Polar maps of various horns and other speakers
The plots linked below are polar maps of various horn and direct radiator geometries. A polar map is a way of showing the directional characteristics of a speaker. I first heard of it from Earl Geddes’ work. The x axis is frequency and the y axis is the angle from on-axis. The color or z data is the sound pressure level in decibels relative to 0dB. The contours are plotted through various sound pressure levels. -6dB is usually taken to be the angle of the radiation pattern, but this type of plot will show you a bit more information than that.
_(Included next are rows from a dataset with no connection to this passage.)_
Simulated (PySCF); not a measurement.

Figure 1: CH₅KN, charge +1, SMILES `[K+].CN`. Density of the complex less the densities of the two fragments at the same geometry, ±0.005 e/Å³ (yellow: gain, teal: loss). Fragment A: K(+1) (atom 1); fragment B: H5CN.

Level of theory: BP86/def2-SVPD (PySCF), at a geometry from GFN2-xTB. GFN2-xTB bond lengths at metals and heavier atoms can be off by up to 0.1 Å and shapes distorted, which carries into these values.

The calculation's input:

For the horns, the origin is taken to be the center of the mouth of the horn. For direct radiators, it is the center of the cone in the plane across the front of the driver’s frame. The SPL level has been normalized to be 0 dB at the point of maximum pressure at each frequency, but this is not necessarily on-axis. This has some implications in how you look at the data, but when you consider that you could equalize the on-axis response however you wanted, it is not such a big deal – you still are seeing the directional characteristics that exist. For example, on this Le Cleac'h horn the on-axis response falls off at high frequencies but there are lobes just off center that stay at the same 0dB level. In reality, you might choose to eq the on-axis response to be flat. However, there would still be lobes at those frequencies and angles, and they would be the greater in amplitude compared to the on-axis response by the amount shown in these graphs.
In cases where two horns / drivers are noted with a crossover frequency, the polar responses are actually just spliced together on the same graph - no crossover was simulated. That bit of programming is for another day. Some of the horns were also simulated with different wave shapes at the throat. This is what is meant by 'flat wave', etc. in the file names.